"From the Letters is born the prosperity with which the free nations shine"
 

By Mia Kollia

Translated by Alexandros Theodoropoulos

Forerunner and pioneer of the Modern Greek Enlightenment, writer, politician, thinker and revolutionary, his real name, Antonios Kyriazis, has been deleted as unhistorical from the history books of the 6th grade of primary school. His first name was Rigas and according to the scholars of his time he used as his surname the name of his birthplace, Velestino in the Greek county of Magnesia. "Feraios" is a creation of later scholars, because in ancient times his village was called Ferai. 

A Citizen of the World

Rigas Velestinlis was born in 1757. He studied at the School of Zagora, Pelion and was interested in ancient writers. At the age of twenty he went to Constantinople, where he learned foreign languages ​​and boosted his knowledge close to the Phanariots, while in 1788 he settled in Wallachia as a civil servant.

In the years that followed, he was distinguished as a scholar and writer. In 1790 and 1796 he travelled to Vienna to print his books. His leading work is considered to be the "New Political Administration of the inhabitants of Roumeli, Asia Minor, the Mediterranean Islands and Wallachia", which contained the following four texts: the revolutionary song "Thourios", a revolutionary proclamation, the proclamation of human rights according to the standards of the French Enlightenment and the Riga Constitution.

Influenced by the European Enlightenment, Rigas Velestinlis deeply believed in the need for Greeks to come into contact with the new ideas that swept Europe at the time and this led him to write and translate books into vernacular language and to create a great for the time “Map” with big dimensions, consisting of individual sections.

"Until when, brave lads, must we live in the narrow passes"?

With no doubt, Thourios is the work that praised Rigas Velestinlis. It is a patriotic war hymn that he wrote in 1797 and sang himself in gatherings, in order to incite the Greeks to act against the Ottoman Empire. 
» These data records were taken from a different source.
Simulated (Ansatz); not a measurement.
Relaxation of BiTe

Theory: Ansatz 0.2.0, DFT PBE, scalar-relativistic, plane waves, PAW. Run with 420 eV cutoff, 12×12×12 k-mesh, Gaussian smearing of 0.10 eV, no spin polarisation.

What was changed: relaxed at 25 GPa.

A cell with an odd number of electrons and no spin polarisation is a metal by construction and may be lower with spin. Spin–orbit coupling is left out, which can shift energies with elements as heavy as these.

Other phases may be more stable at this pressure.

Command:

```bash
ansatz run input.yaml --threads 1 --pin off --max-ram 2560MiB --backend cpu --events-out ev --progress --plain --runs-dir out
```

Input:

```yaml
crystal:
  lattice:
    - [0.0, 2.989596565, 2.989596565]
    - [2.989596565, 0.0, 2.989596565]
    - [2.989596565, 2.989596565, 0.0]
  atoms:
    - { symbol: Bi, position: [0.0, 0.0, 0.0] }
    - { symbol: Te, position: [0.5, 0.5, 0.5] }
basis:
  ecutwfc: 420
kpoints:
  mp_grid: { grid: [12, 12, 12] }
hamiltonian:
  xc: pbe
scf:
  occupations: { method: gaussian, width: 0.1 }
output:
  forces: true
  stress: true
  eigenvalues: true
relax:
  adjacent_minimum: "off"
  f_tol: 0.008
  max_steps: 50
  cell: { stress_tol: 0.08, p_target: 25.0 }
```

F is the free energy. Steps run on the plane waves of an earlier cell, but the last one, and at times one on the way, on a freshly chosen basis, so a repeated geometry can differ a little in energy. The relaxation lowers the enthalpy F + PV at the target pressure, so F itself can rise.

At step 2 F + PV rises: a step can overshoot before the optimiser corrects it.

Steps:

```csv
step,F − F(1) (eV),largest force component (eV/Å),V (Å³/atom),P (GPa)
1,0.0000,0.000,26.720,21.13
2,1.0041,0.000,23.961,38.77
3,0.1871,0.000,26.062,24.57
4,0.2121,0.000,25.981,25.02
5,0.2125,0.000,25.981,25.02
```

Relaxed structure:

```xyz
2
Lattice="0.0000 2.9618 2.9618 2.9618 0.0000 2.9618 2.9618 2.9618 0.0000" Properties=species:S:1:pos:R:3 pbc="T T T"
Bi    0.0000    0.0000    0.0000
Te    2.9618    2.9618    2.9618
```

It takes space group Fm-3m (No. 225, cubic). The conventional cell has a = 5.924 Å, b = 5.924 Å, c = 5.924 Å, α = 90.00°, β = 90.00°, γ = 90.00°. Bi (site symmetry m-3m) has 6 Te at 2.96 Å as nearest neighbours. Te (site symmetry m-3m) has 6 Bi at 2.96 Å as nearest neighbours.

Until when, brave lads, must we live in the narrow passes?
Alone, like lions, upon the mountain ridges?
Better a single hour of a life that is free,
Than fourty years of slavery and prison!

A metrical text with many narrative elements, Thourios aspired to spread the meaning of Human Law. Velestinlis deliberately chose the title Thourios, which in ancient Greek means ardent, raging and warlike, in order to determine the mental disposition that he sought to cultivate in the enslaved Greeks.

thourios

The Visionary

Rigas envisioned a "free and democratic Greece", which would treat all citizens of the Ottoman Empire as equal and fraternal, free from religious passions and historical divisions that separated them. He thought that the Greek people and all the enslaved peoples who would shake off the yoke of the Sultan, had to organise and establish their free democratic state. That was his great core thought and that’s what he was preparing. 

Rigas Velestinlis' political goal was to get in touch with Napoleon, who was in Italy at the time, to persuade him to turn his attention to the Balkan regions of the Ottoman Empire. In order to open a channel of communication, he sent the emperor a symbolic gift: a cigarette case made of laurel wood that was found in the ruins of the temple of Apollo, in Tempi, Thessaly.

According to a story, Napoleon was moved by his gift and invited him to Venice. Then, Rigas went to Trieste, determined to go to Italy and meet him. However, he first sent all his legally and illegally printed books to merchant Antonios Koronios, who was a member of the patriotic company and lived in Trieste. However, Koronios wasn’t there and the books were received by his partner Dimitrios Oikonomou, who handed them over to the Austrian authorities.

The Unfair End

When Rigas arrived in Trieste and was preparing to meet the French consul, he was arrested by Austrian police. It was December 19, 1797. He was held there for about two months, and in February of the following year he was sent to Vienna, where he was imprisoned along with other members of the patriotic company.

In early May 1798, Rigas was handed over, along with some of his comrades, as Turkish nationals, to the Pasha of Belgrade, who was ordered to transport them to Constantinople. 

However, information that reached Belgrade stated that there would be an attack to free Rigas Feraios and so the Pasha of Belgrade decided to kill the detainees on the spot. The execution took place in the basement of the Neboisa tower, where Rigas and his comrades were held captive, on the night of June 12, 1798, and their bodies were dumped on the Danube.